By Alex Dixon November 2016 Chain Restaurants

Much of 2016 for the restaurant sector has been categorized by declining sales and traffic. For chain restaurants—and particularly the casual dining segment—the effect has been most pronounced, with brands shuttering stores and laying off employees as sales continue to drop.

“When we look at it by brand, you can see that the percentage of brands that are positive is shrinking,” says Victor Fernandez, executive director of insights at industry tracker TDn2K. “So it’s not just the one or two big players that are moving it one way or the other. For casual dining, only 34 percent of brands had positive comparable [restaurant] sales in quarter three.”

The sector has experienced eight consecutive months of declining sales—with only February showing positive sales growth—and traffic growth has trended down at an increasing rate since the beginning of 2015, according to TDn2K, which measures data based on weekly sales from nearly 26,000 restaurant units and 130-plus brands representing $65 billion in annual revenue. Year-to-date traffic growth has fallen by 3 percent, which Fernandez categorizes as a “troubling scenario” when compared to the drop of 0.8 percent for all of 2015.

“When you think about from recession until now, it’s all been negative traffic growth every year,” he says. “It’s less and less guest occasions than what we had the previous year, so that’s the main concern for the chain restaurant industry.”

While negative sales have been attributed to everything from poor weather to the presidential election, consumer preference for convenience may be negatively impacting the casual dining sector.

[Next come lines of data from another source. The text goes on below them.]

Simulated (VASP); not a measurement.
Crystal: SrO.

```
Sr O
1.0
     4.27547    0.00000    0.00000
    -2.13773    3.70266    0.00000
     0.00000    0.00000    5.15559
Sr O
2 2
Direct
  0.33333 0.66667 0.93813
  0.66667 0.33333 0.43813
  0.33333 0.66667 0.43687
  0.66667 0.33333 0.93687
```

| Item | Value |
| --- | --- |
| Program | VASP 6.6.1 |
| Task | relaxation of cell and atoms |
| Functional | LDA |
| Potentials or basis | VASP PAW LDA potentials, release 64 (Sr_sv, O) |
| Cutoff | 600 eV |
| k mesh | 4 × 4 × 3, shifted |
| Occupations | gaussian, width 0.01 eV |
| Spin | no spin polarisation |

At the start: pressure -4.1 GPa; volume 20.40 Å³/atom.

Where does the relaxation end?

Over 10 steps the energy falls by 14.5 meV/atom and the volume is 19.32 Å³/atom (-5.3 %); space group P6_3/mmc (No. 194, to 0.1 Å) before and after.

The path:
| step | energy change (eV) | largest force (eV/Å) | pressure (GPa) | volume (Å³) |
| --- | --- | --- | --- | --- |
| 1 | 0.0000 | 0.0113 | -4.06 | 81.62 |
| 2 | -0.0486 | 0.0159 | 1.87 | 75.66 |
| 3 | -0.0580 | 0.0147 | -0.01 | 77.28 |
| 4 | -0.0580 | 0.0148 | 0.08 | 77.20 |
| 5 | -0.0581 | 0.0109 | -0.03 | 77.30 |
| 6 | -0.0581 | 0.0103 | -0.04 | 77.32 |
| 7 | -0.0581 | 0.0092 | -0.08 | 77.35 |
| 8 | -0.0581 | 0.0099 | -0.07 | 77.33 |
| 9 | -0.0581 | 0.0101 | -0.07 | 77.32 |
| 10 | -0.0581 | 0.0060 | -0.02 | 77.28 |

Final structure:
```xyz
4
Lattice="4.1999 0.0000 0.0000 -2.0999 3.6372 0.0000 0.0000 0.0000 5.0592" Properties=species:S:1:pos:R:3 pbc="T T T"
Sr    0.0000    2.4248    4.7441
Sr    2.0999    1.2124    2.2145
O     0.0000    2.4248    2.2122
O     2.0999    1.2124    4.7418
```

“Quick service has been doing much better, and it has been doing much better for the last year or two. They’re able to drive some positive [comparable restaurant] numbers for both sales and traffic, so they’re in a much better spot,” Fernandez says. “Full-service has been struggling a bit more, and within that, casual dining is really the sub-segment that is struggling the most. If you drill down a little bit more, it’s the bar and grill sector that’s really having the most trouble.”

Quick-service restaurants were the top performer based on same-store sales in the third quarter with a growth of 2.2 percent, and have posted the highest total sales growth during the first half of this year, at a rate of 4.7 percent.

Upscale casual dining and fine dining have also shown positive same-store sales growth during 2016. Fernandez says that this suggests consumers are favoring chain restaurants for inexpensive, convenience-driven and on-the-go dining, and, at the other end of the spectrum, experience-based dining is also strong for chains. 

But it’s mid-scale spending where brands are having the most trouble.

“[Quick-service] restaurants are eating these sit-down restaurants’ lunch, all across the board I think,” says restaurant franchise attorney Harold Kestenbaum. “I think they are for a number of reasons ... the price points are lower, the food quality happens to be better at a lot of these places, and people don’t want to sit, wait, and get served, and sometimes get bad service.”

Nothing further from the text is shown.